Members of the group Spokane River Team are asking a federal judge to push government regulators to limit the amount of PCBs that can be discharged into the river.Much recent environmental work has been done to improve the quality of the Spokane River. That includes the city’s work to install huge storage basins to collect stormwater so it can be treated before it’s released back into the river.

But Spokane River Team members say environmental agencies are dragging their feet on PCB pollution.  

PCBs are polychlorinated biphenyls, chemicals that had a wide variety of uses from the 1930s through the 1970s, until they were found to be carcinogenic. They were banned in the U.S. in the late 1970s, but are still allowed in other countries.

PCBs have been detected for decades in the Spokane River, including in the flesh of fish that swim there. This is Kathy Dixon from Spokane River Team.

“PCB pollution, unlike sewage, is invisible. We are here today to make pollution visible so that when little kids go down to the river, like my grandma and my mom and my sister and me, they really do encounter a beautiful natural phenomenon, not a dump for PCB pollutants," Dixon told reporters in Riverfront Park on Tuesday.

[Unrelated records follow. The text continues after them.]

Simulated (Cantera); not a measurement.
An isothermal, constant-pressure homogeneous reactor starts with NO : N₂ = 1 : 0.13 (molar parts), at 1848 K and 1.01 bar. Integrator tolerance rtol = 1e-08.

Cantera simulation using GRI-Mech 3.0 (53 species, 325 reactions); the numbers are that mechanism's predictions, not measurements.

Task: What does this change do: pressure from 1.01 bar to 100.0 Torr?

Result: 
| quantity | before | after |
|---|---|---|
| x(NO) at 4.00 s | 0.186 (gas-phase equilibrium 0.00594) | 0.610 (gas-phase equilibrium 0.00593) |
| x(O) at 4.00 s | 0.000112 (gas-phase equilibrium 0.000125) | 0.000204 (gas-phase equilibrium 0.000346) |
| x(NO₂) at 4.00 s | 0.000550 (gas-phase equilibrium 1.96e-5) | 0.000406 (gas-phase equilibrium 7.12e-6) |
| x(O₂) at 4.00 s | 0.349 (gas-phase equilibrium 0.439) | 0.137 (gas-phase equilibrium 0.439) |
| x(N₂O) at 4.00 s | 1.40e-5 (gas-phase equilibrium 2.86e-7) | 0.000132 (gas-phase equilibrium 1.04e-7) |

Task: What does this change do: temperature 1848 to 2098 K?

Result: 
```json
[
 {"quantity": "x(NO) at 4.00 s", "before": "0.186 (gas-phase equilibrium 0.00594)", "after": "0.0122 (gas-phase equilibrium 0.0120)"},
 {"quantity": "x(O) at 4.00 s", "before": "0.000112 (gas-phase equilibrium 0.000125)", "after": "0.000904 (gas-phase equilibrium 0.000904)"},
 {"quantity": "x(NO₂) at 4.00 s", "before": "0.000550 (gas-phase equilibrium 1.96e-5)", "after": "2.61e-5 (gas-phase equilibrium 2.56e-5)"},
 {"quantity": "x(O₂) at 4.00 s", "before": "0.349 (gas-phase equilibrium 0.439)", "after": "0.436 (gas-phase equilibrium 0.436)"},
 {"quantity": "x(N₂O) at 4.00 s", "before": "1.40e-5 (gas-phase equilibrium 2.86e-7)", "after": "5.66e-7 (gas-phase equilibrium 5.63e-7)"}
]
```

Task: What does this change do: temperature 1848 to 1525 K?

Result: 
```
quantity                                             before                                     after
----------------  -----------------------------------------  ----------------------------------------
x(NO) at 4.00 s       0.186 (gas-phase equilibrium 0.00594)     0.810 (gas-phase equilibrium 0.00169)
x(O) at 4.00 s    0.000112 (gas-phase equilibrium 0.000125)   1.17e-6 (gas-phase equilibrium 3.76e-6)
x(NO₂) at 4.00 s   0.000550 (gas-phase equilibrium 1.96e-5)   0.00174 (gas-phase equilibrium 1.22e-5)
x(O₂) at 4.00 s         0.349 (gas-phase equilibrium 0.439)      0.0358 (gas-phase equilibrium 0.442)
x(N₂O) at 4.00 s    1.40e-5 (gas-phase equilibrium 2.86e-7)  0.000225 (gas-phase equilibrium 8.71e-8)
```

The chemicals were discharged by local sewage treatment plants and companies such as Kaiser Aluminum and Inland Empire Paper.  

In 2011, environmental advocates sued. They wanted agencies such as the Environmental Protection Agency and Washington Department of Ecology to write cleanup plans that rid the river of PCBs. In 2015, Judge Barbara Rothstein ruled for them, but six years later, river advocates claim there’s still no plan.

A Seattle law firm representing Dixon’s group is asking Rothstein to intervene and require the EPA to write a cleanup plan she ordered them to create six years ago. No word yet on whether she’ll hear the case.

In response, an Ecology spokeswoman released this statement: "We would emphasize that, in the past decade, a great deal of progress has been made in identifying and reducing PCBs from the Spokane River watershed. The data shows that progress is being made and PCB concentrations are going down. We plan to continue working with local stakeholders to address sources of PCBs going into the river. We’re committed to improving the health of the Spokane River and its fish for the communities that depend on it."